## Johnson-Lindenstrauss and RIPSeptember 10, 2010

Posted by Sarah in Uncategorized.
Tags: ,

Via Nuit Blanche, I found a paper relating the Johnson-Lindenstrauss Theorem to the Restricted Isometry Property (RIP.) It caught my eye because the authors are Rachel Ward and Felix Krahmer, whom I actually know! I met Rachel when I was an undergrad and she was a grad student. We taught high school girls together and climbed mountains in Park City, where I also met Felix.

The Johnson-Lindenstrauss Lemma says that any p points in n-dimensional Euclidean space can be embedded in $O(\epsilon^{-2} \log(p))$ dimensions, without distorting the distance between any two points by a distance of more than a factor between $(1 -\epsilon)$ and $(1 + \epsilon)$. So it gives us almost-isometric embeddings of high-dimensional data in lower dimensions.

The Restricted Isometry Property, familiar to students of compressed sensing, is the property of a matrix $\Phi$ that $(1-\delta) ||x||_2^2 \le ||\Phi x||_2^2 \le (1 + \delta) ||x||_2^2$
for all sufficiently sparse vectors $x$.
The relevance of this property is that these are the matrices for which $\ell_1$-minimization actually yields the sparsest vector — that is, RIP is a sufficient condition for basis pursuit to work.

Now these two concepts involve equations that look a lot alike… and it turns out that they actually are related. The authors show that RIP matrices produce Johnson-Lindenstrauss embeddings. In particular, they produce improved Johnson-Lindenstrauss bounds for special types of matrices with known RIP bounds.

The proof relies upon Rademacher sequences (uniformly distributed in [-1, 1]), which I don’t know a lot about, but should probably learn.

[N.B.: corrections from the original post come from Felix.]

## Meyer/Basarab paperAugust 18, 2010

Posted by Sarah in Uncategorized.
Tags: , ,

this is what I’m reading through right now: “A variant on the compressed sensing of Emmanuel Candes,” by Yves Meyer and Matei Basarab. I’m not done with it, but it involves reconstructing a function by sub-Nyquist sampling of its Fourier coefficients, using an $\ell^1$-minimization technique. It’s a generalization of a theorem by Terence Tao about functions on finite fields. Looks to be interesting.

## PCMI (1)July 1, 2010

Posted by Sarah in Uncategorized.
Tags: , , , , , First, let me get it out of the way: Utah is beautiful. I’ve wanted to go to Utah ever since I read A Primer on Mapping Class Groups and realized that there are people doing cool math out west. It’s amazing up here. Liquid blue sky, sagebrush on the mountains, columbines and lupines and pine martens…
It’s actually so pretty that it tempts me to get too ambitious with the trail running.

Highlights:

Jared Tanner’s course on compressed sensing is, as far as anyone knows, the first set of lectures on this for an undergraduate audience. We showed that sparse recovery is possible for matrices in general position (checking this property is impractical, as it takes exponential time, but it happens that random matrices are in general position with high probability.) We went on to deal with Haar and Fourier bases, and we’re now studying basis pursuit and coherence.

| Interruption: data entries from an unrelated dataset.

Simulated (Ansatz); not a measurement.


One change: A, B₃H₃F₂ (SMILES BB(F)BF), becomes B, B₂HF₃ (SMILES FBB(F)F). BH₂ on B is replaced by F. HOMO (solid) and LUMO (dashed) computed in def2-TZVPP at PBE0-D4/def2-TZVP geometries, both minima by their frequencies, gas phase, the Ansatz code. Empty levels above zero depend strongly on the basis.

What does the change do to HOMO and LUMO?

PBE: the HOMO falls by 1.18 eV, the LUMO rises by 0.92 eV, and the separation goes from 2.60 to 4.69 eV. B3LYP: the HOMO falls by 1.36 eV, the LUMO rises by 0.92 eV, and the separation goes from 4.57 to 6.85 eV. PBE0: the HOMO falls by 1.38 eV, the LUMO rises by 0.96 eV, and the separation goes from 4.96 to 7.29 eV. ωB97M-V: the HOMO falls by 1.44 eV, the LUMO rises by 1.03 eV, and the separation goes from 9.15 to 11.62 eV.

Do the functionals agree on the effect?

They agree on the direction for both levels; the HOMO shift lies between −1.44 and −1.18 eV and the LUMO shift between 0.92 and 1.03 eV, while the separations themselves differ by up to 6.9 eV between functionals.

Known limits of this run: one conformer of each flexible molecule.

Richard Baraniuk gave some graduate lectures on compressed sensing, from more of an application perspective. He gave a visual illustration that I really liked of why l^1 minimization is a better way to find sparsity than l^2 minimization — the l^1 ball is an octahedron, and it’s likely to intersect a line of random angle close to a coordinate axis. The l^2 ball is a sphere, which is less “concentrated” around the axes, and so is likely to intersect a line of random angle farther from a coordinate axis — that is, less sparse.

I’m now starting a course with Anna Gilbert about sparse approximation — she’s going to take more of the computational complexity approach.

The other nice thing about PCMI is meeting people you’ve only heard of through their research. I went hiking (and then pizza-eating) with Arthur Szlam, whom I knew about because he got his PhD from Yale and does the same kind of computational harmonic analysis that I’d (ideally) like to do. Talking to him was great — he runs at the prodigious rate of about three big mathematical insights per beer.

## Random Projections for Manifold LearningJune 11, 2010

Posted by Sarah in Uncategorized.
Tags: , , ,

Interesting paper by Chinmay Hegde, Michael Wakin, and Richard Baraniuk on manifold learning.
Given a set of data points which are suspected to lie on a low-dimensional manifold, how do you detect the dimension of the manifold? This method uses projection onto a random subspace of dimension $M = CK \log(N)$ if the high-dimensional space is in $\mathbb{R}^N$ and $K$ is the true dimension of the manifold. The pairwise metric structure of the points turns out to be preserved with high accuracy. What this means is that we can do signal processing directly on the sorts of random measurements produced by devices that exploit compressed sensing (like the single-pixel camera, for instance.)

This work relies on the Grassberger-Procaccia algorithm. Given the pairwise distances between data points, this computes the scale-dependent correlation dimension of the data, $\hat{D}(r_1, r_2) = \frac{\log C_n(r_1) - \log C_n(r_2)}{\log r_1 - \log r_2}$
where $C_n(r) = \frac{1}{n(n-1)} \sum_{i \neq j} I_{||x_i - x_j|| < r}$
We can approximate K by fixing $r_1$ and $r_2$ to be the biggest range over which the plot is linear and calculating $D_{corr}$ in that range.

Once K is estimated, there are various techniques to generate a K-dimensional representation of the data points. The key theorem here is that if the manifold has dimension K, volume V, and condition number $1/\tau$, then fixing $0 < \epsilon < 1$ and $0 < \rho < 1$ and letting $\Phi$ be a random orthoprojector from $\mathbb{R}^N \to \mathbb{R}^M$ and $M \ge O(\frac{K \log N V/ \tau log (\rho^{-1})}{\epsilon^2}$

then with probability greater than $1 - \rho$, $(1- \epsilon)\sqrt{M/N} \le \frac{d_i(\Phi_x, \Phi_y)}{d_i(x, y)} \le (1 + \epsilon)\sqrt{M/N}$

That is, this map almost preserves geodesic distances.

A priori, though, we have no way to estimate V and $\tau$ of the manifold — we don't know how big the curvature or volume are — so we need a learning procedure. Start with a small M, and estimate the dimension with Grassberger-Procaccia. Then use Isomap to identify a manifold of that dimension, using random projections. Then we calculate the residual variance (a measure of error) and increment M upwards until the residual variance is small enough for our own arbitrary criterion.